A Global Group, Grounded in Derby
Darryl Malpass opened with the wider Gardner Aerospace picture. The group, a trusted partner to OEM’s & Aerostructure Tier 1 suppliers, operates across nine facilities in five countries - the UK, France, Poland, India and China - with Derby serving as both a manufacturing site and the group’s head office. Members heard that the business employed around 1,820 people in 2024, with headcount expected to rise towards 2,200 by the end of 2027 as build rates increase and new work comes into the business.
He also outlined Gardner’s centralised operating model, with the Integrated Logistics Centre coordinating customer demand, supply chain priorities and finished product flow across the group. That structure gives sites clearer operational focus. As Darryl put it, the aim is to let teams concentrate on “engineering and manufacturing excellence”.
The point landed clearly in a sector where quality, traceability and consistency are non-negotiable. Derby emerged not as a standalone plant, but as a key part of a wider manufacturing system shaped around control, coordination and specialist depth.

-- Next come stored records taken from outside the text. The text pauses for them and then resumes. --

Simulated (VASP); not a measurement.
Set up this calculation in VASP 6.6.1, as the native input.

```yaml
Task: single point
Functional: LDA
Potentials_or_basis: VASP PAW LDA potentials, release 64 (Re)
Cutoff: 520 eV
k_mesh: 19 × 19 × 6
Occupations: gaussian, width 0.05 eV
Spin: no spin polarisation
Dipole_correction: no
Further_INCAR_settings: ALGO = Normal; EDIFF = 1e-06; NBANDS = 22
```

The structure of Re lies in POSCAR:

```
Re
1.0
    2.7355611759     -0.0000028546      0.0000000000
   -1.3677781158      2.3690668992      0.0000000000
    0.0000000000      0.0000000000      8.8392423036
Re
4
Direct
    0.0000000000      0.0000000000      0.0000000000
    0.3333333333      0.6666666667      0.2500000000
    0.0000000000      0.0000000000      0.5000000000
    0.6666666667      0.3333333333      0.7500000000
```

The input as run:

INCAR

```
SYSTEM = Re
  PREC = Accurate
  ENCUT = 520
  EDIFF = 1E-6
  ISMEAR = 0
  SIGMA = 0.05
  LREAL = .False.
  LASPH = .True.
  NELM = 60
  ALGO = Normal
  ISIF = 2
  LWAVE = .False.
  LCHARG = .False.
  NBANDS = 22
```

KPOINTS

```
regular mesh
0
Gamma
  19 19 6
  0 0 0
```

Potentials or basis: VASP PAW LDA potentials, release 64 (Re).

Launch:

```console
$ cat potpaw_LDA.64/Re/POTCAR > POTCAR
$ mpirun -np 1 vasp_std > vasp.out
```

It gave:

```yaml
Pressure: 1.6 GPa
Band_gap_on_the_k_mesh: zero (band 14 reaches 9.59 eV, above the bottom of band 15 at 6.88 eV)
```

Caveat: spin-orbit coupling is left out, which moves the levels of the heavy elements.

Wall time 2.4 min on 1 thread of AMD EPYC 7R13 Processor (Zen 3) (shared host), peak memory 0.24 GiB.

Setting the scene for the factory tour, Darryl Malpass explained how Gardner Aerospace combines global scale with specialist manufacturing capability in Derby.
Investment with Intent
Matt Lyons then brought the focus back to Derby. The site combines machining, fabrication, surface treatments, assembly and logistics, with around 150 people in manufacturing and approximately 3,500 part numbers in scope.
He also made clear the scale of current investment. “We have added 2 state of the art medium to long bed machines to our site in the last twelve months. This year we are putting a third 16 metre bed machine in.”
This multimillion investment gave the room an immediate sense of what is happening here. Gardner is materially strengthening the physical and operational capability of the Derby site. Matt explained that the civil works alone take months, requiring deep foundations, reinforced flooring and curing time before the machines can enter production.
He also spoke candidly about the challenges that sit alongside that progress, particularly in specialist skills. Welding remains one of the hardest areas to recruit for - a familiar issue across advanced manufacturing, but no less significant for that.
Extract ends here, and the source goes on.